Friday, August 26, 2016

some economic history stuff

I have not been blogging because I have been busy trying to finish up a paper and prepare for class, but here is some recent economic history stuff.

Some podcasts (I listen to podcasts when I am walking Dodger the Doggy):

David Beckworth at Macro Musings interviews Doug Irwin. The interview covers a number of topics related to trade and American economic history: the costs and benefits of trade, the political economy of protectionism, and the gold standard. Irwin also explains why Ha Joon Chang’s analysis of the role of trade policy in development is at best “superficial.” For those of you who are not familiar with his work, Ha Joon Chang is a professor at Cambridge and one of the sources on economic history most admired by people who don’t know anything about economics or history.

Michael Munger talks about slavery and racism at Econtalk.

There are also a lot of podcasts related to economic issues in early America at Liz Covart’s Ben Franklin’s World, e.g., slavery, Shay’ Rebellion, the Stamp Act riots, and financing military expenditures. Most recently I listened to the interview with Abigail Swingen about her book Competing Visions of Empire; in the podcast she puts the American colonies and the development of slavery in America into the broader context of the British Empire.  

Some other stuff:

You can read Jared Rubin’s forthcoming Rulers, Religion, and Riches: Why the West got rich and the Middle East did not at his website.
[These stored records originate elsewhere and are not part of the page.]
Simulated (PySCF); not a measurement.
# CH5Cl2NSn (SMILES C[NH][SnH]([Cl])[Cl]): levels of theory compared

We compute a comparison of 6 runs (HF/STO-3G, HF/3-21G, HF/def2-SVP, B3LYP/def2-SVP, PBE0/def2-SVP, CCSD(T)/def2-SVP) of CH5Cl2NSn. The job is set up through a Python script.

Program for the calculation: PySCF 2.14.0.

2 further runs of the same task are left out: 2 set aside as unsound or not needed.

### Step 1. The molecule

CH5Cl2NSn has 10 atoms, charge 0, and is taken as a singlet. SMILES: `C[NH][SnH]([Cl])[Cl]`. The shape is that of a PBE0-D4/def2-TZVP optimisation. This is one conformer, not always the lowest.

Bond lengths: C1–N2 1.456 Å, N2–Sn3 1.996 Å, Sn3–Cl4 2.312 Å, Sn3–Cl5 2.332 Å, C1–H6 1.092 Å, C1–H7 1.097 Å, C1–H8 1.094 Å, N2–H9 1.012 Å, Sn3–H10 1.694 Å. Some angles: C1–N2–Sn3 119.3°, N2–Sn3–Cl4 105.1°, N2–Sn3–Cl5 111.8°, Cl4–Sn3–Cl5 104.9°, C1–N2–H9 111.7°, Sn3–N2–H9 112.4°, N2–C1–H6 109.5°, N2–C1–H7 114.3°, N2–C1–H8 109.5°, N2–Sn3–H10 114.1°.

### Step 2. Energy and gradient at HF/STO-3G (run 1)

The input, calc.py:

Mark Koyama examines the decline of the Roman economy and questions the usefulness of the peasant mode of production.

Program of the World Congress on Business History

I am still waiting for my copy of Slavery’s Capitalism, but I intend to write about it as soon as I can.

BTW this is Dodger the Doggy




Monday, August 8, 2016

Inequality in Economic History

I found the initial reactions to Piketty’s Capital interesting because assessments of the empirical analysis seemed to line up immediately on ideological grounds before anyone had a serious opportunity to evaluate so much evidence. People on the right were certain it was wrong; people on the left were sure that it was right. Both were clearly basing their conclusions on what they wanted to be true. This was particularly clear in the uncritical use of his work by the New Historians of Capitalism. See this video (41 minutes in) where Jefferson Cowie says how bad Piketty is as a historian and follows that with how he still uses his numbers blindly. What ever happened to critical evaluation of the evidence? In NHC it has been replaced by the ability to repeat clever phrases like “tyranny of the market” and “cash nexus.”  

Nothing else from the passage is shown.